Singapore

Smart showers with colour codes or panel display for water usage levels picked for new flats

Smart showers with colour codes or panel display for water usage levels picked for new flats
In the next two years, smart showers coming up in about 10,000 new flats will feature either a panel display of real-time water consumption in numbers of colour codes at the showerhead to indicate consumption level. A version of this device by Amphiro AG, seen above, will be used eventually. Photo: PUB
Published: 5:35 PM, October 9, 2017
Updated: 3:37 PM, October 10, 2017

SINGAPORE — Smart showers coming up in about 10,000 new flats in the next two years will feature either a panel display of real-time water consumption in numbers or colour codes at the showerhead to indicate consumption level.

There will also be advanced interactive features that allow users to set their own water conservation goals and monitor their water consumption history, among other things.

Details of the smart showers to be installed in new Build-to-Order flats from next year and in 2019 were released by national water agency PUB on Monday (Oct 9).

The two proposed designs, by Amphiro AG, and Smart and Blue, respectively, were picked out of four submissions earlier this year for the Smart Shower Programme, which seeks to determine if such devices help encourage people to use less water in the shower.

“Showering typically comprises 29 per cent of a household’s monthly water consumption. To better manage water usage, PUB aims to provide information to customers to make informed decisions especially in areas of higher usage,” said Mr Michael Toh, PUB’s director of water supply (network), in a press release.

The authorities hopes to compare the results of the two products “with the intent for wider adoption and (providing) more options for customers”, Mr Toh said.

Households can save about five litres of water per person each day, when occupants are provided with real-time feedback while taking their showers, according to a behavioural study by the PUB and National University of Singapore (NUS). The study conducted in 2015, which involved 550 households, also showed that successful use of such devices can help households shave about 3 per cent of their monthly water bills.

“Initiatives such as the use of smart shower devices that provide real-time information can motivate behavioural change and complement traditional policy tools in achieving Singapore’s water conservation goals,” said the NUS’ deputy president for research and technology Professor Ho Teck Hua.

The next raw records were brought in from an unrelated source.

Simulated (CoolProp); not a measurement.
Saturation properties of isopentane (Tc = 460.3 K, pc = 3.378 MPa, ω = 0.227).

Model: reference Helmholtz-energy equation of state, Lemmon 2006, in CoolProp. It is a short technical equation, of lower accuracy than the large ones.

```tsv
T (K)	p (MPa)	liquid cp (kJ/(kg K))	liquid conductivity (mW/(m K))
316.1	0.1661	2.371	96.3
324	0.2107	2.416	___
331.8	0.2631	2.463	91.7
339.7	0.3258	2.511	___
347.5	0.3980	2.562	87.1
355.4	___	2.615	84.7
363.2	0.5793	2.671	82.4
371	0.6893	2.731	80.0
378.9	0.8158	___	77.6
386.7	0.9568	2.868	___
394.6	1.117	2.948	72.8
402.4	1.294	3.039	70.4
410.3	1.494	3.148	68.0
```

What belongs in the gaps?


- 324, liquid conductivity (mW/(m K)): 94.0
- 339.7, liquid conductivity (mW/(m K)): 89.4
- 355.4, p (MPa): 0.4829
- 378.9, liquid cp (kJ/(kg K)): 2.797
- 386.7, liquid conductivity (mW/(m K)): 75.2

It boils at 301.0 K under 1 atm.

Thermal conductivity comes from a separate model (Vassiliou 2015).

In calling for proposals for the supply of smart showers in April, the PUB said it hopes to tap on innovative ideas from the industry to improve the features of shower devices currently available in the market.

To help Singaporeans reduce water usage, the agency is also exploring ways of replcing toilet bowls in Housing Development Board flats with more water-efficient ones and to sync shower devices with smart phones, tablets or laptops so that users can download data and monitor their water consumption over time.